Monday, October 10, 2011

The Crystal Radio


It's hard to believe I've been posting for over a year and a half and I still haven't gotten around to talking about the case of the crystal radio, which was my personal epiphany on the road to quantum mechanics. I started toying around with the question when I was in fourth-year engineering: specifically, how much power could you absorb with a well-designed crystal radio set?

There was a time when everyone knew what a crystal radio was. There was no electricity out on the farms, and batteries were expensive. Ingenious people figured out that they could pick up radio stations with little more than an antenna, an earphone, a tuning coil and something called a "crystal".

The crystal is actually the least important part of the discussion which follows; all it does is rectify the radio-frequency power so it is audible in the earphone. From the perspective of energy flow, the power has already been absorbed before it is rectified. So we're going to ignore the crystal from here on in. The question is: given a fixed amount of power density from the distant radio transmitter, how much can you absorb with your small receiver station?

It seems obvious that the key to absorbing power lies in the design of the antenna; obviously, a bigger antenna will absorb more power than a smaller one. The problem is that the actual mechanism of power absorption by an antenna is somewhat obscure. People talk about an induced voltage, and in engineering class we did a lot of calculations on the voltage for different antenna configurations. But we never converted this into power. I knew there was something called the "radiation resistance" of an antenna, and that for maximum power transfer you wanted to match the radiation resistance to the resistance of the load (that would be the earphone); but none of this made much physical sense. How would you calculate this so-called "radiation resistance", and what was its physical meaning?

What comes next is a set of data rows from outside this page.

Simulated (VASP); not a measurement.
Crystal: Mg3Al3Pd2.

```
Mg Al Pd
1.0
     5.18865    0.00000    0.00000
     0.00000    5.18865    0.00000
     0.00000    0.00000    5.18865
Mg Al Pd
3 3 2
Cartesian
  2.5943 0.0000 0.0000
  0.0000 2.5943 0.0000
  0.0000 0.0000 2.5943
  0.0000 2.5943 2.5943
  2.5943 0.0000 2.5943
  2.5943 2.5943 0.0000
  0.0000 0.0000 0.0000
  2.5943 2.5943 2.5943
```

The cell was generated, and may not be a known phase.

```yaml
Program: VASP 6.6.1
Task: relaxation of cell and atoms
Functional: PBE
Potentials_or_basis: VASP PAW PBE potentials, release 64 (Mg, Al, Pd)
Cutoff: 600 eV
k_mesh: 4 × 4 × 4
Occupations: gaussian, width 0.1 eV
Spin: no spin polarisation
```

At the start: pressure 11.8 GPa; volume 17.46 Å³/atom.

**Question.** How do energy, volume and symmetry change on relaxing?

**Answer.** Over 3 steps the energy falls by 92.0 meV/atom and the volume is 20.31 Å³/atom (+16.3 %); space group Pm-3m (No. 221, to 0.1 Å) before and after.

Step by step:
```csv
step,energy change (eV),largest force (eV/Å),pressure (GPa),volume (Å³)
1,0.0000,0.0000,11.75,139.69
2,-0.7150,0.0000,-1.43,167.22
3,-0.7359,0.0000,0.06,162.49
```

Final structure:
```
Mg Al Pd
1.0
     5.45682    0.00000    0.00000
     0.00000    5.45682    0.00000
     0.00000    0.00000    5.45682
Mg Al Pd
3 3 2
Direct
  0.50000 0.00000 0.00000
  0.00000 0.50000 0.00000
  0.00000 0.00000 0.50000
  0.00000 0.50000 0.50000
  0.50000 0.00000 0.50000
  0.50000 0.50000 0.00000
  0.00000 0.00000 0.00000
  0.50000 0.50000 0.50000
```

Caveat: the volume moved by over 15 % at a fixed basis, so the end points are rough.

This went on for several years without much progress. Then I got in a discussion with some professors and one of them said that there was a simple formula for radiation resistance, and it went as the square of the antenna length. I had already given some thought over the years to the implications of various length dependencies, and had quickly ruled out a quadratic relationship because in combination with the well-known V-squared-over-R formula, it would imply that the theoretical absorbed power was independent of antenna length. I tried to make this point but the professor simply wandered off.

Still, something was fishy. I don't know how it came to me but I started drawing picturtes of radio waves: straight plane waves arriving from a distant stationon the left, and circular outgoing waves emanating from the receiving antenna as a result of the currents induced in it. Something like this:

Notice that within the shaded region behind the antenna, the phase difference between the incoming and outgoing waves is everywhere less than 180 degrees; so within this zone, and only within this zone, there is the prospect of destructive interference. Why do I say the "prospect"? Because the nature of the interference will depend on the exact relative phase of the two wave patterns.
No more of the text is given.